You would probably expect for a Catholic university to have religion courses, and for them to be a part of the requirements to graduate. Indeed, Cabrini requires its students to take one class on religion; this will be appreciated or not depending most likely on the student’s religious background. Most students who come from non-practicing families can find the thought of taking a course on religion stressful, while students from religious families might look forward to it. In any case, neither of these kinds of students is expecting a religion class like the one Dr. Primiano teaches.
Whatever your thought is on religion, it will be challenged upon taking the Search for Meaning course taught by Dr. Primiano.
I come from studying in Catholic schools my whole life, and I even studied for some time in an Opus Dei University back in my home country, Venezuela. My family is Catholic, but we are not ‘mega-catholic,’ which means we don’t really go to church, but we practice being kind to others and follow Christian morals. I believe I always went to Catholic schools because their standard of education is very good, I think this is a global particularity, and that is why many kids, even those who don’t come from a practicing family, enroll in Catholic or religious-affiliated schools.

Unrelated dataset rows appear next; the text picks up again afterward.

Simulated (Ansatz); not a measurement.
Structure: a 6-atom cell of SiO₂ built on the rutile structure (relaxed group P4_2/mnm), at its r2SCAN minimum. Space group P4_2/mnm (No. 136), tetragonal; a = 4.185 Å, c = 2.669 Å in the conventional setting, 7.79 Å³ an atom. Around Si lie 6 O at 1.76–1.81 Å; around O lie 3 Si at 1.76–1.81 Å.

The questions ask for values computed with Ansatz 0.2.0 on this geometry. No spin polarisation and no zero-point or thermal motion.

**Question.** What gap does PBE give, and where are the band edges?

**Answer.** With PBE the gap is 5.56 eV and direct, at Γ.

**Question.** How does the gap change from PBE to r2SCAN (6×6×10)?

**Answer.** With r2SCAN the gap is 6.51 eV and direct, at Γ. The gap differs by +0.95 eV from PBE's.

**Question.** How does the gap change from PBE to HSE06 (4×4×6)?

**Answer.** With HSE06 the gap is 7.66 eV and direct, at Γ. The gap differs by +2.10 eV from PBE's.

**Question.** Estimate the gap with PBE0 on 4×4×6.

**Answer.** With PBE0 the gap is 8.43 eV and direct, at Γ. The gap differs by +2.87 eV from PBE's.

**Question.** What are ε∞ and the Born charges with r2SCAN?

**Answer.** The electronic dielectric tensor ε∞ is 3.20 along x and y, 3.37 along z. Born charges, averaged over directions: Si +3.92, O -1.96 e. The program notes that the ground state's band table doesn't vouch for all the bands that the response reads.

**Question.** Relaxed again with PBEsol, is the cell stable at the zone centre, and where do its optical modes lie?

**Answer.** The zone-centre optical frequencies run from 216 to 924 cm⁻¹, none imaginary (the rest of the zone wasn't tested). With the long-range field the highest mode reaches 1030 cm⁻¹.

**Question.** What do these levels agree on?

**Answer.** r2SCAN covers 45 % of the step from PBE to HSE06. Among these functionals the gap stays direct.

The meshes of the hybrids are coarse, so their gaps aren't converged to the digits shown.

I will have to admit that many of my previous religion classes were very boring and bias. I have always liked philosophy, history, and questioning the world around me, so being told what to think was not exactly my cup of tea. Religion can be approached in many different ways, and I think the way we feel about beliefs has a lot to do with how we explore it and get to know about it.
The best academies will teach you to think and to question, not to follow. Because of my previous experiences with religion classes, I was not sure about how much I was going to enjoy taking my religion requirement at Cabrini, but from the first class I realized just what kind of course I was taking: a great one, the kind that you enjoy going to and look forward to.
First of all, Dr. Primiano is a very memorable character. His presence is as compelling as the course he teaches. And I know fashion lovers are always on the look-out to see what he is wearing because he has the best outfits and style. When you see him for the first time, you already sense something exciting is about to happen. And it does. Also, his office is filled with the most interesting college of religious and historical knickknacks ranging from full-on kitsch to classical to folkloric, and it’s a highly recommended Cabrini location.
Dr. Primiano’s class is called ‘Search for Meaning,’ and instead of reading from the Bible, we explore all main religions, and also ethnic faiths, to learn about their origins and beliefs. So, for someone who has never read anything about religions or their history, this is a deep introduction into religious literacy and students will come out of the class knowing things they would have never known probably from anywhere else.
Dr. Leonard Primiano is a Folklorist, and as such, he wants to teach his students not only about religion but about the importance of culture in many different groups and ethnicities.
So far, with Dr. Primiano’s class, I have had many unique opportunities. We went to the Curtis Symphony Orchestra, attended several talks with the authors of the books we are asked to read for the class, visited the headquarters of different religions, such as Father Divine’s estate and the Masonic Temple in Philadelphia, and had a meal with our class at Reading Terminal Market.
So far, my religion requirement has been a pleasure to fulfill, and I have had the opportunity to encounter knowledge I would have probably never encountered if it was not for my Search for Meaning class.
So, I encourage other students to take his course and be immersed in this great religious experience.